With my ancestral road leading back to Rome, I’ve been privy to the historic highlights and Italian cultural influences. Sustainable agriculture and circular economies are second nature to many Italians and Italian immigrants. My travels from boot to ball have afforded me a good glimpse into the Italian glory days, as well as insight into the various battles and challenges of government corruption.
The biggest battle facing Canadians today? You don’t have to be an environmental practitioner to come up with climate change; 2023 forced us all to face record flooding, heat and ice storms, and wildfires.
Municipal managers – who in a way are the emperors of our time, responsible for their various districts – are baring the brunt of climate change as they absorb a staggering increase in climate change related costs and responsibilities of mitigation and cleanup.
“In municipalities of all sizes across the country, we’re seeing the amount of damage — it’s unbelievable,” says Scott Pearce, president of the Federation of Canadian Municipalities (FCM) and Mayor of the Municipality of Gore, Quebec in a statement for the Canadian Press. “Provincial and federal governments must invest more. We’re seeing more and more damage year by year.”
The 2023 wildfire season resulted in the most land mass burned in Canada since reliable record keeping began more than a half century ago. (Credit: Getty Images)
Canadians by and large agree. According to a recent poll from Nanos Research, more than seven in 10 Canadians say they are aware of the necessity of climate action targets, and almost half want Canada to aim to be ahead rather than behind other major economies when it comes to meeting these targets. When asked what most undermines their confidence that we can reduce greenhouse gas (GHG) emissions, respondents said government inaction and a lack of enforcement or continual investment in and dependence on oil, pipelines, fossil fuels and tar sands.
In December, the federal government published the first Progress Report on the 2030 Emissions Reduction Plan (which indicates we’re bending the curve on GHG emissions), Canada became the first major fossil-fuels exporting country in the world to announce an oil and gas emissions cap, and our environment minister was a key participant at the 28th Conference of the Parties to the United Nations Framework Convention on Climate Change (COP28), where he helped guide a commitment for the most ambitious global climate action to date.

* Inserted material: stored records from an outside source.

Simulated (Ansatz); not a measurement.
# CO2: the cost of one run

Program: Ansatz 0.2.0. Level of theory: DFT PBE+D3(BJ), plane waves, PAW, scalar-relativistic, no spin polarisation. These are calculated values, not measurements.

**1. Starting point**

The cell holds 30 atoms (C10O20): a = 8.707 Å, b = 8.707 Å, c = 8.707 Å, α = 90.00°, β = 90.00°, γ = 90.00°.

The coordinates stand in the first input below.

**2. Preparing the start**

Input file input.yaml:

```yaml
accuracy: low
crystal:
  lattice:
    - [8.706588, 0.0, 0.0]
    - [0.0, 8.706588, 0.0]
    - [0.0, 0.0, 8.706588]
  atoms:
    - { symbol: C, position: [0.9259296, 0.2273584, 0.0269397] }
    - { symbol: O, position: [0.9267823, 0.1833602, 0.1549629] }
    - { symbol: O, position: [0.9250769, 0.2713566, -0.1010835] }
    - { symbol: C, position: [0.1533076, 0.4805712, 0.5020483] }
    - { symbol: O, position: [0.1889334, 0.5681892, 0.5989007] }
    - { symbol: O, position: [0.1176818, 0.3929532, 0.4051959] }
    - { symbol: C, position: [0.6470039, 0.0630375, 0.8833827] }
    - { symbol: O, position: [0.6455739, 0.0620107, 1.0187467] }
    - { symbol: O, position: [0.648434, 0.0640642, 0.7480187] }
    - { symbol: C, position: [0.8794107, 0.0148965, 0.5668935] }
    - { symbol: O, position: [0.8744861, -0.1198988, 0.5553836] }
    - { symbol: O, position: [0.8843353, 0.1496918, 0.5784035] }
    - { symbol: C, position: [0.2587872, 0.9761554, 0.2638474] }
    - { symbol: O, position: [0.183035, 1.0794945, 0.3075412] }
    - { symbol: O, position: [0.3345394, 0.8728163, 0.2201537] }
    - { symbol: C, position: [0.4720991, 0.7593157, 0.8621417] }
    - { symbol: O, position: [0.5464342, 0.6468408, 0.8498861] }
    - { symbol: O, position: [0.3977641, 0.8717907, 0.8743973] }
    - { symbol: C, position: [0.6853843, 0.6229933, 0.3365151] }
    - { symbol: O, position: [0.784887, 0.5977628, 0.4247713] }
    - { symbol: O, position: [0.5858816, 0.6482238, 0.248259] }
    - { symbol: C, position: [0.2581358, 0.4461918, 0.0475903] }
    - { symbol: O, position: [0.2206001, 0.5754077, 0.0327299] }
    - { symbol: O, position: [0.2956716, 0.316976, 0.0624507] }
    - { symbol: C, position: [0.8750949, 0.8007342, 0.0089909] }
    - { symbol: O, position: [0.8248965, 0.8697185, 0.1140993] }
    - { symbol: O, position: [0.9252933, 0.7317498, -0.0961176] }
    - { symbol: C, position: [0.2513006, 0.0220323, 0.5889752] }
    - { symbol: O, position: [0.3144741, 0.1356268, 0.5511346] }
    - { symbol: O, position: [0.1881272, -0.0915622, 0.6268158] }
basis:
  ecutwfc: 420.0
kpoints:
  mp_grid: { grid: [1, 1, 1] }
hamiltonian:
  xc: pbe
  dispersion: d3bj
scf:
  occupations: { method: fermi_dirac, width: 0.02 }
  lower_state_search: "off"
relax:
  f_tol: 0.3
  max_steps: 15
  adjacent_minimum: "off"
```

Steven Guilbeault, Canadian Minister of Environment and Climate Change (third from the right), called for transformative conversations to deliver proactive outcomes at COP28. (Credit: Environment and Climate Change Canada)
Rome wasn’t built in a day, but I’m proud to know Canada is making progress in building an environmentally responsible system for future generations.
Interestingly, on his Christmas list this year, my son included a book by a memorable Roman Emperor, Marcus Aurelius. Meditations remains one of the greatest works of ethical philosophy ever written. With its collection of views on human behaviour, Aurelius provides wisdom and practical guidance on living in the world and dealing with adversity.
I couldn’t help but peruse the pages before wrapping it up. Many of the timeless meditations resonated with me but this one stood out:
“Pass through this brief patch of time in harmony with nature, and come to your final resting place gracefully, just as a ripened olive might drop, praising the earth that nourished it and grateful to the tree that gave it growth.”
My resolution for 2024 is to do my part in communicating and sharing sound environmental solutions from our engaged network of consultants and contractors, to call out corrupt greenwashing and misinformation, and to help achieve harmony in this natural amphitheater we call earth.